17 days till the arrival of Geneva, our new German sheppie. The rains have finally let up. So, what is it, exactly, that I am going to do with myself today?
Well, when you have not had an organized, schedule life for, like, eons — I retired in my late 40s, having had it up to here with endless work hours, IPO shennanigans and corporate backstabbing — you tend to let things slip a little.
For example, you might ask yourself, why do this thing today, when it can always wait till tomorrow or the next?
Wasting time on frivolous pursuits and procrastination, as you gradually sink into complete irrelevancy is a common retiree affliction in Florida.
For many, it’s the land of throwing away a good chunk of your life, as you drive at 80 mph per hour on I-95 going nowhere important in order to do nothing of consequence in the global scheme of things.
I live in a gated community in Fla.
It is quite lovely here, if you can tolerate the suffocating seasonal presence of aged causcasian drones with limited vocabularies who mostly support the orange lunatic.
In other words, other than the scenery and relative quiet, carceral Florida = mind death.
So if you are not the golfing or volunteering or fishin’ type, you tend to withdraw into a quasi monastic existence.

I would enjoy briefly living the life of a very pleasant, self-sufficient Brit who hangs out in the rural mountains of Sardinia with his four sheps.
That does seem like quite the dream existence, except offseason, the time for unexpected setbacks, such as the lighning bolt that felled a German tourist on a hike in Sardinia the other day.
One can easily imagine the howling Mistral wind, deracinated trees, bitter cold, and rain all winter, not forgetting, yes, the wild stormy Mediterranean sea, as you turn into a rugged, mountain man.
Hemingway hair on the chest (I briefly watched a putrid film called Hemingway and Gelhorn on Amazon prime last night), and all that macho stuff.
You huddle at night, carabine at the ready, shivering slightly, even though you’re under a coarse woolen blanket that makes your skin itch, in an uninsulated damp shack with the tiny wood burning stove and no Internet.

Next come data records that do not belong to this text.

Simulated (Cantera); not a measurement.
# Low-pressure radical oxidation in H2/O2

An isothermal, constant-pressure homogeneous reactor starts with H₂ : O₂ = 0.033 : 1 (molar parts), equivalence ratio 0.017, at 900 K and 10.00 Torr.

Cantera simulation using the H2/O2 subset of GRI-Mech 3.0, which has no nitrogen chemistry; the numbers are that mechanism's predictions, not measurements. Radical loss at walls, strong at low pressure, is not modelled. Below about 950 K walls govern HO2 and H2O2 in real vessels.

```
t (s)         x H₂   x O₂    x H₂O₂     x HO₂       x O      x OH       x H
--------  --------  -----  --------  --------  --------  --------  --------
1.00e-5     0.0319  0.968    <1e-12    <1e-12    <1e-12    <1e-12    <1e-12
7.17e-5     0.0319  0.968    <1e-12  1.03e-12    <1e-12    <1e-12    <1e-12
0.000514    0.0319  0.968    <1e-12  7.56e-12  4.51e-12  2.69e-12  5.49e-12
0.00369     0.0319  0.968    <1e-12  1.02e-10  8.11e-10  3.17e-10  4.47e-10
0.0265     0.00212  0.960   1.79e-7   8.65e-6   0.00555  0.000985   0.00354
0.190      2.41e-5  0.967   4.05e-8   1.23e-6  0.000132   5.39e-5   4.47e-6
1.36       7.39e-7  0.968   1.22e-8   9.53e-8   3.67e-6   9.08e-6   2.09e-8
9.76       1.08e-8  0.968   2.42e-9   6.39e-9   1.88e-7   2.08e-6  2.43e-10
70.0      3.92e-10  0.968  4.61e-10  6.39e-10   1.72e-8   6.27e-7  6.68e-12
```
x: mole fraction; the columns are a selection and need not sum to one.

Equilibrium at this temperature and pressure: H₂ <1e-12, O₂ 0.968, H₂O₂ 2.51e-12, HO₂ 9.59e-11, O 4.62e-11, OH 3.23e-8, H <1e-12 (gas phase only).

Maybe I’ll go for 10 days in September.
Back to the topic at hand.
What am I going to today? 17 days till Geneva arrives. Is the place ready for her yet?
The answer is nien.
Ah clarity of purpose, at last; and I have not yet even finished my morning coffee!
So I need to clean up the beams of the lanai that protect the back porch from insects and, yes, alligators. There is green slimy mold all over them from the rain and humidity. I have done about half the job already, but rains have interfered with my progress the last few days.
You do not want to be up on a scaffold in the rain and wind.
Especially when, like moi, you’re fat and old.
Good thing that scaffold can sustain weights up to 300 lbs. It’s disgusting that I have to even consider that.

Okay, so today I am going to attempt to finish the back porch cleanup jobbie, without falling off the scaffold and breaking my neck, stay away from the ice cream in the freezer, go bike riding and maybe swim in the pool if there’s no one there, except maybe an osprey or two.
This evening, instead of watching more third-rate, dated Netflix movies or brainless Amazon prime video rot, I’m going to resume my self-taught course of learning SVG programming, as I’m keenly interested in trying my hand at doing some more animated Arabic calligraphy.
Here’s an example of a doodle I did a while back.
It certainly beats watching partisan political talk shows that obsessively rattle on about the orange lunatic.
Leaving Amerika is a state of mind that does not require physically leaving the US to go live in another country. That would be lovely, of course, but if you can’t manage it just yet for whatever reason, you can always detach mentally and spiritually by practising Iyengar yoga or bike riding or reading some intense novel or trying your hand, say, at produciing animated vectors.
The key is to challenge and engage your brain in doing something worth doing that has nothing to do with that unserene world you no longer choose to live in. Now some might find serenity boring. I don’t. After a 15-year drinking career in every Irish dive bar in lower Manhattan, I can go for this no chaos lifestyle big time.
And that pretty much sums it up for today!